Hi Team,
We are trying to use Elastic for an Analytics use case where data volume is quite large. Documents obtained from Social media channels are stored in Elastic and are queried upon for full content and aggregations. For every document we also maintain the author details. Author details consist of multiple fields like Tags for that author which are updated on the basis of the content that the author has posted. These fields can be updated with new documents according to ETL logics. For e.g. if for a document ID: 1 there is an Author: Jack with Tags:["Celeb","Doctor"] this can be updated with a new Tag value the after processing a new document according to some ETL logic i.e. Tags: ["Celeb","Doctor","Cardiologist"].
We were planning to store these Author details in the primary document itself but since these fields for author are not immutable we will end up updating all the documents that exist in the index for the author e.g. Jack. For e.g. if we have a million document for Jack in our index with some Tags. A new document introduces a new tag "xyz" to Jack. In that case all the one million documents with author as Jack will need to be updated with this value of Tag. Hence this becomes very problematic with data volume going high. The fields can even change with almost every document if every document introduces a new value to this tag field.

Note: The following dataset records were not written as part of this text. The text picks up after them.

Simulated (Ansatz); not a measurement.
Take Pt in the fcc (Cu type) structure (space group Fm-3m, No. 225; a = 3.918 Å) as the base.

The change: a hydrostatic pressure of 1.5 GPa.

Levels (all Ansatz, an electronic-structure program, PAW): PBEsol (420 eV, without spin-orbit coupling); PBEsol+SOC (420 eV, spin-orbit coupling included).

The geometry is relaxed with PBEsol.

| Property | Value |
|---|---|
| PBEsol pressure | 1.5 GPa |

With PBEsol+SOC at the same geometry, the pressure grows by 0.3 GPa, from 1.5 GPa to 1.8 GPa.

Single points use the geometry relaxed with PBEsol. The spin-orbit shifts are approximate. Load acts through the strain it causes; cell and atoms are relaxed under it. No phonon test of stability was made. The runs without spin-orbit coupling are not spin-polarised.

The other way we looked at this problem was to store author details in a separate index and then use application joins. The problems with this approach is that the number of authors for a particular tag might be too high. It can even span to a 100k authors. So in that case our UI will have to pass 100k author names to Elastic in a query. Which looks very ugly and is not efficient.
The last thing we could think of was using Parent child indexes. Storing Author as parent and every document for that author as its child. We are not sure on the performance of this approach as one author might have millions of documents but others might have just a few documents.
Could anyone please help us in resolving this problem. Can we go for Parent Child indexes. I'm a bit worried about the performance of this approach since the data volume is quite high. One author might contain millions of documents. The data is also not equally distributed among authors.